What is the Pleistocene Epoch?
The Pleistocene Epoch is the first epoch of the Quaternary Period. It came immediately before the current Holocene Epoch.
The Pleistocene Epoch is known as the Ice Age due to its numerous glacial-interglacial cycles. The last glacial maximum was the Devensian, which occurred approximately 18,000 years ago.
The highlighted series in the table below explains the Pleistocene Epoch in the context of time period classifications.
Era | Period | Epoch |
---|---|---|
Cenozoic | Quaternary | Holocene |
Tertiary | Pleistocene | |
Miocene | ||
Oligocene | ||
Eocene |
The last period of glacial advance is known as the Loch Lomond Stadial. This occurred between 12,000 and 18,000 years ago, marking the end of the Pleistocene Epoch.
The Pleistocene Epoch is arguably the most influential compared to other ice ages as it has been the most instrumental in shaping the current topography of the world’s landscapes. This is due to temperature fluctuations taking place over approximately two million years.
Climate change characteristics of the Pleistocene Epoch
Some of the most important climate change characteristics of the Pleistocene Epoch include:
- Significant temperature fluctuations over two million years (approximate time of the Pleistocene Epoch) and subsequent multiple glacial-interglacial cycles.
- The ice extent at each glacial was different.
- Fluctuations within each major glacial, which included: relatively short-lived pulses of ice advance known as stadials, and warmer periods of glacial retreat known as interstadials.

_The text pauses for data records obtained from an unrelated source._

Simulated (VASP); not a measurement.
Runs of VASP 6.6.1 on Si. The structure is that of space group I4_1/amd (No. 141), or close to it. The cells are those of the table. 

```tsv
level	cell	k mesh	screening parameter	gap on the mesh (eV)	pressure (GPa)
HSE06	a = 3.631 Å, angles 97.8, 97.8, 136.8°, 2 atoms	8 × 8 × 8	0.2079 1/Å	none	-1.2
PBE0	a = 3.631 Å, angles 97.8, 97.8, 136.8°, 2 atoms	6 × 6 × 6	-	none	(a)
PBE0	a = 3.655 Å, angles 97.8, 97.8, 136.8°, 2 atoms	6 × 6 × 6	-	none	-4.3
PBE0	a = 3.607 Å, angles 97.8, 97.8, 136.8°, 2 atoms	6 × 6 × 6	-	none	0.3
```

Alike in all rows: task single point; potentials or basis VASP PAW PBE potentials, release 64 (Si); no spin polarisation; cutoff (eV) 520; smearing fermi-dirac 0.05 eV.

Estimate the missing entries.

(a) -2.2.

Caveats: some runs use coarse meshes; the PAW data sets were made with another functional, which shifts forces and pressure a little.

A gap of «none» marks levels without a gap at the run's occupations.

The earth’s geological state over time
Current geological evidence suggests that the earth is around 4.6 billion years old. Throughout its history, the earth has been fluctuating between two dominant states known as the ‘Greenhouse Earth’ and the ‘Icehouse Earth’ – the result of various changes in the global climate.
The Icehouse Earth is a period in which large ice sheets are present, e.g., glaciers.The Greenhouse Earth is a period in which no large/significant ice sheets are present.
Within the Icehouse and Greenhouse Earth classes, it is important to identify periods where glaciers advance (increase in size due to cooling factors) or retreat (decrease in size largely due to warming factors). Periods of glacial advance are known as glacials, whereas periods of glacial retreat are known as interglacials.
These variations are due to long- and short-term variations in the global climate. See our explanation on the Causes of Climate Change for more info!
Glacial classification
Era, period, and epoch classify the time scale of glacial periods. This is shown below:
Era | Period | Epoch |
---|---|---|
Cenozoic | Quaternary | Holocene |
Tertiary | Pleistocene | |
Miocene | ||
Oligocene | ||
... |
Eras
Eras are the second-longest measures of geological time (second to aeons). Significant events in the earth’s history, like mass extinction events, separate eras. The Cenozoic Era (our current era) is separated from the Mesozoic Era (the era before) by a major extinction event caused by an asteroid impact 66 million years ago.
The asteroid impact put an end to the dinosaur dominance over land animals, giving space for mammals to rise and take up their niches. For this reason, the Cenozoic Era is also known as the age of mammals because they became the dominant land animals.
Periods
Periods are further subdivisions of geological time. These are usually defined by the times when specific systems of rocks were formed. We are currently in the Quaternary Period, which is characterised by many glacial advances and retreat cycles.
Epochs
Epochs are further divisions of geological times and are subdivisions of periods. Significant changes in rock layers separate epochs. Our current epoch is the Holocene, which began approximately 11,500 years ago after the last glacial period - the Pleistocene Epoch.
What started our current epoch was the Pleistocene megafaunal extinction event in which many mammals became extinct (sabre-toothed cats, giant ground sloths, mammoths, and giant armadillos). Note that these are all large mammals (the primary victims of the Pleistocene extinction).
How are glaciers and climate change related?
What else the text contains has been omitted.